Paths in Tapis Applications

Paths in Tapis Applications#

How Storage Is Referenced in Jobs

Tapis provides a unified way to access storage systems, but paths are never standalone. Every path is interpreted relative to a system.

System + Path (The Core Concept)#

In Tapis, file locations are defined using:

systemId → where the file lives
path → where it is on that system

Conceptually:

(systemId, path)

Documentation often shows this as:

tapis://systemId/path/to/file

…but this is shorthand. APIs and job definitions always separate the two.

Common DesignSafe Storage Systems#

Storage Location	Typical System ID
MyData	designsafe.storage.default
Work	designsafe.work.stampede3
Community	designsafe.storage.community
Scratch (HPC)	designsafe.compute.stampede3

Example: Input File Reference#

{
  "sourceSystemId": "designsafe.storage.default",
  "sourcePath": "/myfolder/input/model.tcl"
}

This tells Tapis exactly where to fetch the file from.

Output Locations Matter#

If your app writes output to:

/scratch/05072/silvia/run01

Those files will not automatically appear in JupyterHub or the Data Depot.

Best practice:

Write final outputs to WORK or MyData
Or explicitly copy them at the end of your job

Why Tapis Paths Feel Strict (and That’s Good)#

Tapis enforces clarity:

No ambiguous relative paths
No implicit working directories
No guessing which system you meant

This discipline is what allows:

Web-submitted jobs
Automated pipelines
Reproducible workflows

Summary: Tapis Path Rules of Thumb#

Always think system first, path second
Scratch is fast but temporary
Work is the bridge
Final results belong in Work or MyData

Designing Path-Safe, Reproducible Workflows#

From Interactive Exploration to Scalable Runs

Paths are not just technical details—they encode workflow intent.

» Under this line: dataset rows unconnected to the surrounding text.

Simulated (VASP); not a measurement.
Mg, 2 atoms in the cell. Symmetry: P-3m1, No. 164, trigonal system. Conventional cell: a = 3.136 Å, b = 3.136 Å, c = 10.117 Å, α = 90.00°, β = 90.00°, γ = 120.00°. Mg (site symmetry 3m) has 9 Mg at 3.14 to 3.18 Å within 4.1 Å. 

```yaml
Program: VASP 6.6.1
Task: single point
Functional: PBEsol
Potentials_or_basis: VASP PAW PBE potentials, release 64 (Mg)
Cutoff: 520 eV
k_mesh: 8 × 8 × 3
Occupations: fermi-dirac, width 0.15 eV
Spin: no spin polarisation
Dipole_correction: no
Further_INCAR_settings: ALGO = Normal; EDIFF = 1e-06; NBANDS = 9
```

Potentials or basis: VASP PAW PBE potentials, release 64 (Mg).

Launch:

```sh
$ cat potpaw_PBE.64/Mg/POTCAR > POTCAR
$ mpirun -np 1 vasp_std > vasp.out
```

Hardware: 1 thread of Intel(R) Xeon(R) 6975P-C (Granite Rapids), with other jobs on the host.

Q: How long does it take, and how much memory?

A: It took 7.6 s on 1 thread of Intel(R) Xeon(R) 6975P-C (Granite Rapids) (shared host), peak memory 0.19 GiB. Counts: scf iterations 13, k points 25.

A good path strategy answers:

Where do inputs live?
Where do intermediate results go?
Which outputs should persist?

Recommended Directory Roles#

Location	Purpose
MyData	Inputs, scripts, notebooks, long-term storage
Work	Active runs, shared staging, job outputs
Scratch	High-performance temporary computation

Example Workflow Pattern#

MyData/
 └── projectA/
     ├── inputs/
     ├── scripts/
     └── notebooks/

Work/
 └── projectA/
     ├── run01/
     ├── run02/
     └── results/

Scratch/
 └── projectA/
     └── run01_tmp/

Portability Principle#

Your code should not change when moving between:

Jupyter exploration
Single-node tests
Large-scale HPC runs

Only paths and environment variables should differ.

Common Anti-Patterns to Avoid#

Hard-coding /home/jupyter/… in batch jobs
Writing final results only to Scratch
Relying on implicit working directories
Mixing inputs and outputs in the same folder

The Big Picture#

Path-safe workflows enable:

Debugging in Jupyter
Scaling on HPC
Automation through Tapis
Sharing with collaborators

They are foundational—not optional—for serious computational research on DesignSafe.